Digitalization, or digitization.
Strictly speaking, these are two different things. Notice I didn’t say “very different” things. And just as every point is arguable, we can agree to disagree.
I’m of that certain age where I bought vinyl albums (before vinyl become hipster), switched to cassette tapes, compact discs, Napster, streaming services, and full circle back to vinyl. I also had 8-track tapes, but that was such a clunky, bad technology no one really remembers it with any fondness.
Those steps above, that’s digitization, of taking something analog and converting it to a digital format (really, it didn’t become digital until CDs). I find it interesting that people nowadays have very expensive turntables playing analog albums connected via Bluetooth to wireless speakers. Talk about blending technologies.
Let me say, though, Steely Dan sounds great on any format, well almost. I’m looking at you 8-track.
And now we have digitalization. Does the extra syllable make it different? No, definition makes it different. Process really makes it different. But still, content and customer use are the most important things here.

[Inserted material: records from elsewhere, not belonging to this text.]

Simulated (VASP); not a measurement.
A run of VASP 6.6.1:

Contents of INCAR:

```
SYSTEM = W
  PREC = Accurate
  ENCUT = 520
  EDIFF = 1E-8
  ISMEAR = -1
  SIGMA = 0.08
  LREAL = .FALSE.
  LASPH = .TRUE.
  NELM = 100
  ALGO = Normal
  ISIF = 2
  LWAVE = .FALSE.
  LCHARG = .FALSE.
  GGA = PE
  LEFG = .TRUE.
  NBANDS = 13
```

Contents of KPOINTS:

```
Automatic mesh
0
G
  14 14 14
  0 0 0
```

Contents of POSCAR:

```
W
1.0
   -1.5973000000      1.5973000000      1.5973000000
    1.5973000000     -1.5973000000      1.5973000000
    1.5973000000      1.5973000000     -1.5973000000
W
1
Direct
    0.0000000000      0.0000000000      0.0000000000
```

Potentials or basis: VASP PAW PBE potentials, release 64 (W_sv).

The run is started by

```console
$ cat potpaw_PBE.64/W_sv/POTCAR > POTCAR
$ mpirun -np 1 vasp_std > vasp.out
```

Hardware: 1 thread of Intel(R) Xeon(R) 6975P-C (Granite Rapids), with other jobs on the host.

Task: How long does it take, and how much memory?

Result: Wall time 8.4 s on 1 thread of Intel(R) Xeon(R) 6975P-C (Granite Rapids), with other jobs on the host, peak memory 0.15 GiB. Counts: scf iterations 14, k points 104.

Digitalization is the process of electrifying. Yes, Elvis could be electrifying, but that’s different, too. We’re taking electrification beyond the wires, to devices, and processes. It’s beyond just the formatting, it’s the voice itself.
In other words, Patsy Cline is mesmerizing, yes, and digitalization makes her immortal.
Not that there’s anyone else like Patsy, but we’re all becoming digitally immortal. Our voices, and actions are part of the electrification of our society
. It’s that digitalization process happening all around us, and not just for beloved musicians. It’s for vehicles, electric substations, and engaged utility customers.
It’s a new business model.
At the top of this read, I discussed the different media formats we’ve all experienced, and how we’ve moved from analog to digital. Now we’re streaming music, and television and movies, basically we’ve moved beyond just digitization – we’ve digitalized the industry.
And Citizen Kane
is still a masterpiece, even if you’re streaming it from a service instead of its original 35mm format.
Utilities are doing the same thing. They’re moving beyond just delivering electricity through wires to your home, office, and plant (or for current lingo: home office). Customers are getting their power, and other services like before just combined with a new format. This new platform allows for an array of services and interactions
that weren’t even imaginable before we learned about digitalization.
And just because To Kill a Mockingbird
is digitized, due to the publishing industry’s digitalization, it’s still a timeless classic whether printed on paper, or on a digital reader.
For instance, a utility customer can talk to a digital assistant, confirm auto payment, sign up for a high bill alert, and request that some or all of their power be sourced from renewable generation. All done with a single interaction in a matter of seconds, and back to the movie, or Deacon Blues
, which was paused because, well digitization.
That seamless interaction, that ability to weave work with home with life, that’s why digitalization is important
. Some customers may not want these features – perhaps they’re quite happy with whatever format their using. That’s fine, but we must remember, life and technology never stop changing. If you stick with the analog system for too long, you may find that access is harder.
Just ask the person trying to locate a VCR, or find a compact disc player that’s not in a car. The main thing is this: don’t get caught up on the format – it’s the content that matters.
So remember, Aretha Franklin is the Queen of Soul, digitalized, or digitized.